Home care workers have long been lumped into a labor category along with babysitters, where they are exempt from federal wage and overtime rules. A good number of those workers earn more than the federal minimum wage, yet they don’t receive overtime pay – and this can be a burdensome situation since they often find themselves in time-intensive care scenarios where they spend nights and weekends with those they assist. Yet after a decades-long fight by labor advocates and Wage and Overtime Attorneys, they will finally be covered by those regulations and protections when the rules go into effect at the beginning of 2015.

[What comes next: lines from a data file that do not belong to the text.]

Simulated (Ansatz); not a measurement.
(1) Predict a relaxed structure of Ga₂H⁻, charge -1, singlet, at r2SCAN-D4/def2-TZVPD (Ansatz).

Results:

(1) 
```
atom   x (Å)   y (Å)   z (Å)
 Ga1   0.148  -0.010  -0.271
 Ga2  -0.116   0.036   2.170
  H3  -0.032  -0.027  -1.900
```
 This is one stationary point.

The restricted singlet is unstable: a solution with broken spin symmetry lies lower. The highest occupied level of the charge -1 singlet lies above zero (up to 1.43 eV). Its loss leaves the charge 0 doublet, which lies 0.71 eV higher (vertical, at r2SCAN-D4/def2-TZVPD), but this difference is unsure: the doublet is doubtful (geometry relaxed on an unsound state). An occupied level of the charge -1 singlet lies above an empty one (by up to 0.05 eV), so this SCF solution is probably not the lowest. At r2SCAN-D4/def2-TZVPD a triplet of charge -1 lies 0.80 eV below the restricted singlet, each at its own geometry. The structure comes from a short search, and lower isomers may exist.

Steve Edelstein, the national policy director of PHI (a non-profit that works to improve the lives of people who need home or residential care by improving the lives of the workers who provide that care), applauds the new regulations. He told NPR’s Wendy Kaufman that “if we are really serious about helping elders and people with disabilities live in their homes and in their communities and live as independently as possible, we really need to focus on this workforce and have policies that help to support them to do this work.”
Home Instead, a corporation with a lot of political muscle in Washington DC – and one of the largest employers of home care workers – argues that the new rules will increase the cost for families who pay for care. Yet employment attorneys point out that care SHOULD cost most if the employee is required to work additional hours. Wouldn’t any other arrangement be a simple case of labor exploitation and wage theft?